I saw Grindhouse last Sunday night and I've been waiting to write about it all week while I worked on other stuff. Now that I've got the time, it's not as fresh in my mind, and I've found several people who've eloquently expressed most of my own thoughts about the film(s) for me. I'd recommend Dennis Lim's review for the LA Times as well as the fine double review from my chums on the Filmspotting podcast. A few additional thoughts:
-I know that grindhouse theaters were infamous for oddball doublebills (Superman and Superfly anyone?) but Rodriguez and Tarantino's movies (Planet Terror and Death Proof, respectively) are far less simpatico than I ever would have expected. Rodriguez went the fluff route: his gonzo zombie flesh parade is all homage: pretty much Night and Day of the Dead with a crapload of They Live (and a dash of Escape from New York on the score). It's light, or as light as a movie about a band of survivors versus brainsucking hordes with festering boils can be, but that's about it. You watch, you grimace, you smile, it's over, you forget about it. Tarantino's film, by contrast, is a bit more. Its got an unusual structure. It's talky, even by the verbose Tarantino's standards. It takes a classic horror trope, the psychosexually deranged killer, and turns it on its head. Rodriguez celebrates exploitation cinema; Tarantino investigates it a little bit.

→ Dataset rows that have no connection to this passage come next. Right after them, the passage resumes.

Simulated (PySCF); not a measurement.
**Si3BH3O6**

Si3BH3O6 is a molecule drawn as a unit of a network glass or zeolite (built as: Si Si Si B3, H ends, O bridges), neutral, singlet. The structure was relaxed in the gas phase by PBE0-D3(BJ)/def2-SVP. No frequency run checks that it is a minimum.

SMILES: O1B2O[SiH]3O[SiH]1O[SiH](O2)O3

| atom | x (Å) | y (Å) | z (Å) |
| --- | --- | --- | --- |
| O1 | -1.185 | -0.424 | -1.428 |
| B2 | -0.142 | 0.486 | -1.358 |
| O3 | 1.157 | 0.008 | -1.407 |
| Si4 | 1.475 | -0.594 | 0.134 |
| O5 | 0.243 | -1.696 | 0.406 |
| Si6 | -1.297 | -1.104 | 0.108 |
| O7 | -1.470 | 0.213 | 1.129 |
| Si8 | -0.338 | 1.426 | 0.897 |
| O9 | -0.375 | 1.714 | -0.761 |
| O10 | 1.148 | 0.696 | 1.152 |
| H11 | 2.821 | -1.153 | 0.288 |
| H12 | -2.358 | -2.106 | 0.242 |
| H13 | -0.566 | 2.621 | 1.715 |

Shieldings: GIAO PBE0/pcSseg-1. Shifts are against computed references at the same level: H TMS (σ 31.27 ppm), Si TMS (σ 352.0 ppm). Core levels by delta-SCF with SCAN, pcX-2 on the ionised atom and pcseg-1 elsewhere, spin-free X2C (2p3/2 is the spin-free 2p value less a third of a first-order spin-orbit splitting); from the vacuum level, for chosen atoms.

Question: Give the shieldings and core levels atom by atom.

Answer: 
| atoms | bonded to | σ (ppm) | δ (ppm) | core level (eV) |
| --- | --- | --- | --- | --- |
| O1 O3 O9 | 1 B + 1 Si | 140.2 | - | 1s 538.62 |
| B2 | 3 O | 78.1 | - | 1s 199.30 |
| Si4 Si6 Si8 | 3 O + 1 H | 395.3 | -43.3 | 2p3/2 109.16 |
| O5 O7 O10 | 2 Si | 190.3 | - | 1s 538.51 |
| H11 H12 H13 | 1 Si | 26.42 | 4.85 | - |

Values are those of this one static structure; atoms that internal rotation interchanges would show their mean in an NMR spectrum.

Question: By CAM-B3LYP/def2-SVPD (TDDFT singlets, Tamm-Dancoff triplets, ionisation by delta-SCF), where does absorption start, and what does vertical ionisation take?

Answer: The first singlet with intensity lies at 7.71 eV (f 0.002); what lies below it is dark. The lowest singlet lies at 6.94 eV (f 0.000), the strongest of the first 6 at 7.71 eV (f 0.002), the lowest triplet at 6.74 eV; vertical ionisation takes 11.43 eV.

Together, they have an odd impact on an audience. Rodriguez' effects are ooey and gooey and heavily bolstered by CGI; Tarantino's film goes light on the blood but heavy on visceral, concussive impact. And just as they're getting into the balls-out ultraviolence of Rodriguez' picture, the movie ends and suddenly we're thrust into the backseat of a car cruising around a very mundane Austin, Texas afternoon where a bunch of chicks are sitting around chatting about their weekend plans. It's a jarring transition between two very incongruous styles.
-Both films' biggest problem: acting by their female leads. In Rodriguez's case, he cast Rose McGowan for her bombshell physique, but he's done no favors by her airheaded acting. And Tarantino picked Rent's Tracie Thoms to play the de facto Samuel L. Jackson tough-talking badass role but she can't convincingly pull off all the M.F.er-laden dialogue and, physically, she's a bit too doughy looking to play a hard-as-nails stuntwoman, especially standing next to Zoe Bell, who is a real life hard-as-nails stuntwoman.
-A lot of people have singled out Edgar Wright's very funny trailer as the best of the four included in Grindhouse to beef up the double-feature aspect of the show, but I think they're underselling Eli Roth's disturbing and disturbingly authentic ode to holiday slashers, Thanksgiving. It's believably crude, sexist, and intensely offensive (see the shot of a cheerleader bouncing on a trampoline that nearly got Grindhouse saddled with an NC-17). Though all the films and trailers are loaded with artificial scratches, missing frames, and cigarette burns, only Roth's trailer really looks like some lost relic of a bygone era; it's something about the sallow, faded grime of the cinematography, with the yellowed greens and slightly-off skintones that does it.
-Both movies are too long. I know that initially they'd talked about doing two hour long films, and then they beefed each up to a full feature-length, perhaps to give the appearance of better bang for the audience's buck. But 90 minutes was the upper threshold for real exploitation pictures: most don't even bust the 80 minute barrier. There's plenty of indulgent fat (granted, most of both movies is indulgent fat) that could be trimmed out of either.
-Given my incredibly high expectations, it's a wonder I enjoyed either picture, but really I liked them both, and genuinely loved Tarantino's. My one concern: in end-of-the-year consideration can I list just Death Proof or would I have to put the whole Grindhouse experience?